Film review: Celeste & Jesse Forever
Starring Rashida Jones, Andy Samberg, Elijah Wood
Director: Lee Toland Krieger
A likeable break-up romantic comedy that leaves you warm and fuzzy even when the leads split up, Celeste & Jesse Forever is an ideal companion piece to Marc Webb's (500) Days Of Summer.
Rashida Jones and Andy Samberg (both above) play an engaging, quirky Los Angeles couple. Despite their separation, they remain buddies, even living together. Well, she's in the house; he's in a studio above the garage. The deal-breaker appears to be that she is a grown-up with her own successful media research firm, while he's a man-child artist more focused on watching television than his paintings.
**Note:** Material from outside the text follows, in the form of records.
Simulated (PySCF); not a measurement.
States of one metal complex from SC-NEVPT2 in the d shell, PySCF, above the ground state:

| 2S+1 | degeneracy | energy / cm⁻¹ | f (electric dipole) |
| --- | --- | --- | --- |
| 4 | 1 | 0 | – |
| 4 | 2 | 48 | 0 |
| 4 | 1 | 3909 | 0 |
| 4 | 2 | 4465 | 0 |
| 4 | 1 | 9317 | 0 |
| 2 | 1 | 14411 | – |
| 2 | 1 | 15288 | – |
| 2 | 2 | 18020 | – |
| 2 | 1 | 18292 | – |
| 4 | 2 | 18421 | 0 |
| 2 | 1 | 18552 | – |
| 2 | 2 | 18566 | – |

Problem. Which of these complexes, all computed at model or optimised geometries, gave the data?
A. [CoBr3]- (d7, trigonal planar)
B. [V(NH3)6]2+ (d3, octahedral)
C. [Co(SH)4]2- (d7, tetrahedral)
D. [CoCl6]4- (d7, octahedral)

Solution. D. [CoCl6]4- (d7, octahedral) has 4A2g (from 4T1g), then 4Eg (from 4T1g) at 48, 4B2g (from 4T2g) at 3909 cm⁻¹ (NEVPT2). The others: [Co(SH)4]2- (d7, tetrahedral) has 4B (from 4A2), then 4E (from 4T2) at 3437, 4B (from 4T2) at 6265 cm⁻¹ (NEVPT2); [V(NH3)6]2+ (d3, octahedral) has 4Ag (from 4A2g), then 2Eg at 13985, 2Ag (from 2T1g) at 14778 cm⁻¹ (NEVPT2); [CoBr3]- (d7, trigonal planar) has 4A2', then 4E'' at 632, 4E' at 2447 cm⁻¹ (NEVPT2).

In (500) Days of Summer, relationship pitfalls were marked from the man's perspective, as a sort of primer for 'what to do when your dream girl is a total flake'. In this film, the focus is on Jones as a smart, empowered woman who must decide if things are really over with her beau, especially when another woman enters the picture.
Feminists will hate the premise of an attractive, self-sufficient woman spinning herself into a dizzy, blubbering mess for someone who didn't man-up when they were together. Other viewers may sympathise with the hurt of having expectations and your partner only changing when it's too late.
Co-written by Jones, the movie grafts a hipster urbane tone to a typical Katherine Heigl comedy. Although it works to rise above clichés, it doesn't resist them either. Director Lee Toland Krieger gives everything a loose feel, but delivers a sincere look at the difficulty of shaking and resisting attractions. The lead characters actually feel like a contemporary real-life couple, not just actors with chemistry.
Samberg, whose wicked talents on Saturday Night Live has yet to translate into leading-man stature, is amiable as the nice but not quite right guy. It would seem his character's torn passions would generate more interesting spin than the movie allows. Instead, the heavy lifting and screwball zaniness is left to Jones in a breakout performance that is intelligent and vulnerable. If those aren't naturals for a rom-com star, then nothing is.
As the heart wants what the heart wants, the same goes for movies. This film is not perfect. It has shortcomings and story drawbacks. The soundtrack tries too hard to be cool to the point of distraction. Elijah Woods' gay best friend tries too hard to be gay. But the movie is goofy, charming and ambitious enough to be a modest, respectable variation on 'boy meets girl and then leaves her'. The brain says it doesn't quite meet our standards. But, sometimes if you like it you like it.